Patrick Hemphill: Diversifying Business Services To Stay Competitive

Hemphill headshot square

Tuck was instrumental in giving us ideas on how to grow. The lessons learned in the Growing program helped us be more aggressive in our business planning and weather some of the toughest economic times in recent history.

– Patrick Hemphill

By Anita Warren; Getting Ink Done

Imagine having the tools to reduce a seven-hour assignment to three or four hours. You’d cut your labor cost in half, right? Multiply that by, say, 1,400 and now you’re talking the kind of math most businesses dream of. For Dallas-based HCI IT Services, it’s a dream come true.
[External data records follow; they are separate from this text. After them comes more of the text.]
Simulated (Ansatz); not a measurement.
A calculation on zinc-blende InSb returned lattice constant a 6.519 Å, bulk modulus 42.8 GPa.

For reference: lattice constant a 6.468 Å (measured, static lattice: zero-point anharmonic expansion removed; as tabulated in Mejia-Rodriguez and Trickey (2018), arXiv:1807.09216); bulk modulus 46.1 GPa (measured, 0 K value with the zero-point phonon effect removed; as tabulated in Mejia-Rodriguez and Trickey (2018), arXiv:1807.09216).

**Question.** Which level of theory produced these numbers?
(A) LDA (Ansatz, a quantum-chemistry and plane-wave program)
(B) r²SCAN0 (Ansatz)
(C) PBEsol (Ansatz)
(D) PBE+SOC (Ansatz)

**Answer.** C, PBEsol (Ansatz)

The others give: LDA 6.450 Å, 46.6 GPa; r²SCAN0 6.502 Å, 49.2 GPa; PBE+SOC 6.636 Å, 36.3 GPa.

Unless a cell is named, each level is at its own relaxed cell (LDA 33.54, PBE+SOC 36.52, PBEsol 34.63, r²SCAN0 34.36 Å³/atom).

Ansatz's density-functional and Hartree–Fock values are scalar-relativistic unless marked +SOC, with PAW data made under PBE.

Actually, HCI realized that dream for one of their clients, engineering giant CB&I, which needed to reduce the time it took to complete the task of surveying more than 1,000 cell towers. “We went to CB&I and said, ‘We can develop a mobile app for you that will automate this entire process,’ and that’s what we did,” says HCI CEO Patrick Hemphill. “We were able to build a mobile application that mimicked exactly what that technician does in the field, so instead of writing everything down and faxing it in, the mobile app captures the data and takes all the photos. We also built a back-end system so that when that data is transmitted to the server, it’s automatically formatted and CB&I doesn’t have to do any reformatting.”

The project reflects the heart of HCI’s mission statement, which vows to “provide solutions that help our clients drive growth, control costs, retain customers [and] improve productivity.”

Creating mobile apps is one of four main services HCI provides. The company also offers SAP HCM (systems, applications, products for human capital management) consulting, provides professional staffing, and installs some hardware. Hemphill has grown the company since founding it in 1998 and, despite the sluggish economy, projects a 22 percent increase in sales in 2014. 

The ride has not always been smooth, however. Hemphill notes the recession changed the way his clients do business in order to save money. Now, many of them hire vendor management firms to manage projects, shifting the role of HCI from prime vendor to subcontractor. For a relatively small minority-owned firm like HCI, that means diversifying business services has become a mandate, not an option, to stay competitive.

At the same time, it requires more focus on core competencies. “When I first went to the Tuck School in 2005 for the Building program, we were struggling to know if we were a consulting company or a staffing company,” recalls Hemphill. “Tuck’s minority business program was critical in helping us identify our business and our business model.”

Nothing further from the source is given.